Edited by M. Weil, Vienna University of Technology, Austria (Received 5 July 2018; accepted 24 July 2018; online 27 July 2018)

The title compound, Ag2Zn2Fe(VO4)3, has been synthesized by solid-state reactions and belongs to the alluaudite structure family. In the crystal structure, four sites are positioned at special positions. One silver site is located on an inversion centre (Wyckoff position 4b), and an additional silver site, as well as one zinc and one vanadium site, on twofold rotation axes (4e). One site on a general position is statistically occupied by FeIII and ZnII cations that are octa­hedrally surrounded by O atoms. The three-dimensional framework structure of the title vanadate results from [(Zn,Fe)2O10] units of edge-sharing [(Zn,Fe)O6] octa­hedra that alternate with [ZnO6] octa­hedra so as to form infinite chains parallel to [10[\overline{1}]]. These chains are linked through VO4 tetra­hedra by sharing vertices, giving rise to layers extending parallel to (010). Such layers are shared by common vanadate tetra­hedra. The resulting three-dimensional framework delimits two types of channels parallel to [001] in which the silver sites are located with four- and sixfold coordination by oxygen.

1. Chemical context

The crystal structure of the mineral alluaudite with general formula A(1)A(2)M(1)M(2)2(XO4)3 was determined nearly fifty years ago by Moore (1971[Moore, P. B. (1971). Am. Mineral. 56, 1955-1975.]). In the structure, the two A sites can be occupied by mono- or divalent cations of medium size, and the M(1) and M(2) sites can accommodate di- or trivalent cations, which are generally transition metals and are octa­hedrally surrounded. The specific feature of the alluaudite structure is the existence of two channels parallel to [001] in which the A-site cations are located. As a result, alluaudite-type compounds can exhibit electronic and/or ionic conductivity (Hatert, 2008[Hatert, F. (2008). J. Solid State Chem. 181, 1258-1272.]). In addition, alluaudite-type compounds have been reported as materials for fossil energy conversion, as sensor materials and storage energy materials (Korzenski et al., 1998[Korzenski, M. B., Schimek, G. L., Kolis, J. W. & Long, G. J. (1998). J. Solid State Chem. 139, 152-160.]), and as materials used in catalysis (Kacimi et al., 2005[Kacimi, M., Ziyad, M. & Hatert, F. (2005). Mater. Res. Bull. 40, 682-693.]).

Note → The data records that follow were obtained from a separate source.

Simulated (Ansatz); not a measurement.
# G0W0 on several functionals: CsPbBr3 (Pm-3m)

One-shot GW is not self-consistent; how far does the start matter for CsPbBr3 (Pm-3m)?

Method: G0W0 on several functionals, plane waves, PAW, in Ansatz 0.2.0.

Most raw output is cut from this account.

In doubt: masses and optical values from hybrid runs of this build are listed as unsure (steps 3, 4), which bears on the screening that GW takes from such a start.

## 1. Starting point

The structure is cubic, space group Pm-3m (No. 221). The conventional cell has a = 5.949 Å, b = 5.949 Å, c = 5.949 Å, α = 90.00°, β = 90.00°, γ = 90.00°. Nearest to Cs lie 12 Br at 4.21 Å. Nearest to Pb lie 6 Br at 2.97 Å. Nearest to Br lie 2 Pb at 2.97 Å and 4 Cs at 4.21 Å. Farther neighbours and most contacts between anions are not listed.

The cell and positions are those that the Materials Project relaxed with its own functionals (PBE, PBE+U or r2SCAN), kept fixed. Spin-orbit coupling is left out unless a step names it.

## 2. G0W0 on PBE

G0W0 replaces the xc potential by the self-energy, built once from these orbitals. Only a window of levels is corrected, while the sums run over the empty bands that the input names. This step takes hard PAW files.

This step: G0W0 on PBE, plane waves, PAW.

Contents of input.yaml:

Accordingly, the synthesis and structural characterization of new alluaudite-type phosphates and vanadates within pseudo-ternary A2O/MO/P2O5 or pseudo-quaternary A2O/MO/Fe2O3/P2O5 systems using hydro­thermal or solid-state reactions was the focus of our current research. Obtained phases are, for example, NaMg3(HPO4)2(PO4) (Ould Saleck et al., 2015[Ould Saleck, A., Assani, A., Saadi, M., Mercier, C., Follet, C. & El Ammari, L. (2015). Acta Cryst. E71, 813-815.]), Na2Co2Fe(PO4)3 (Bouraima et al., 2015[Bouraima, A., Assani, A., Saadi, M., Makani, T. & El Ammari, L. (2015). Acta Cryst. E71, 558-560.]) or Na1.67Zn1.67Fe1.33(PO4)3 (Khmiyas et al., 2015[Khmiyas, J., Assani, A., Saadi, M. & El Ammari, L. (2015). Acta Cryst. E71, 690-692.]). We have also succeeded in preparing the first vanadate-based alluaudite-type phase (Na0.70)(Na0.70,Mn0.30)(FeIII,FeII)2FeII(VO4)3 (Benhsina et al., 2016[Benhsina, E., Assani, A., Saadi, M. & El Ammari, L. (2016). Acta Cryst. E72, 220-222.]). A second alluaudite-type vanadate with composition Na2(FeIII/CoII)2CoII(VO4)3 was prepared by Hadouchi et al. (2016[Hadouchi, M., Assani, A., Saadi, M. & El Ammari, L. (2016). Acta Cryst. E72, 1017-1020.]) shortly afterwards.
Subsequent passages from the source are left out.